Dimensionality Reduction
PCA, t-SNE, and UMAP
The Curse of Dimensionality
High-dimensional data causes problems: computational cost, overfitting, and hard to visualize. Dimensionality reduction finds low-dimensional representations that preserve important structure.
Why Reduce?
- 🚀 Speed: Fewer features = faster training
- 🔍 Visualization: See 10,000D data in 2D
- 🧠 Remove noise: Keep signal, discard junk
- 📉 Prevent overfitting: Simpler models generalize better
Principal Component Analysis (PCA)
Goal: Find directions of maximum variance in data.
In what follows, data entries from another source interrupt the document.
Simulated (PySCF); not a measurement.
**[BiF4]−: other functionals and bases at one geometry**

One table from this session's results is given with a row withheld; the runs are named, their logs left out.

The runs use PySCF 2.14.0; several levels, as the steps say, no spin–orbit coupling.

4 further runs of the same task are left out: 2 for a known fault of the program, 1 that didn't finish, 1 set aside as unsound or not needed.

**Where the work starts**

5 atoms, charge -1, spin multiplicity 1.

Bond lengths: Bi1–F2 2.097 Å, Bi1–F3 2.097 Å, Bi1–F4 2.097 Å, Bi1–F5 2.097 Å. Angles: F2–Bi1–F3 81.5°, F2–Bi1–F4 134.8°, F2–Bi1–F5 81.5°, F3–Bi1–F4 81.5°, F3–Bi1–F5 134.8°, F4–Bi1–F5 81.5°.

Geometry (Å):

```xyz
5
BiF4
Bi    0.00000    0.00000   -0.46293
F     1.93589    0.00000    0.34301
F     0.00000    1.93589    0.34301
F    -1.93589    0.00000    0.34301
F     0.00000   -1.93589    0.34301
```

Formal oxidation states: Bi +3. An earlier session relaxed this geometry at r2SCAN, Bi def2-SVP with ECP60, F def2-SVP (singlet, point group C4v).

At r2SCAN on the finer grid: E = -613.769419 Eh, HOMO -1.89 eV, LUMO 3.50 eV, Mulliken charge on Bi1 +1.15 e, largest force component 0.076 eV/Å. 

PCA finds vectors $v_1, v_2, ..., v_k$ that maximize:
$$\text{Var}(Xv_i)$$
Subject to: $v_i \perp v_j$ for $i \neq j$
These are eigenvectors of the covariance matrix, ordered by eigenvalue (variance).
- Linear: Works best for linear patterns
- Interpretable: Components are linear combinations of original features
- Fast: Just eigendecomposition
t-SNE (t-Distributed Stochastic Neighbor Embedding)
Goal: Preserve local structure - nearby points stay nearby.
Unlike PCA, t-SNE is nonlinear and great for visualization.
- ✅ Excellent for exploratory visualization
- ✅ Reveals natural clusters
- ❌ Slower than PCA
- ❌ Can't reduce to >3D practically
- ❌ Not great for prediction (non-parametric)
UMAP (Uniform Manifold Approximation and Projection)
Goal: Preserve both local and global structure.
Modern alternative to t-SNE - faster and often better.
- ✅ Faster than t-SNE
- ✅ Better global structure
- ✅ Works for many dimensions
- ✅ Has theoretical grounding
Comparison
| Method | Type | Speed | Best For |
|---|---|---|---|
| PCA | Linear | ⚡ Very Fast | Prediction, linear data |
| t-SNE | Nonlinear | 🐢 Slow | Exploratory visualization |
| UMAP | Nonlinear | ⚡ Fast | Visualization + performance |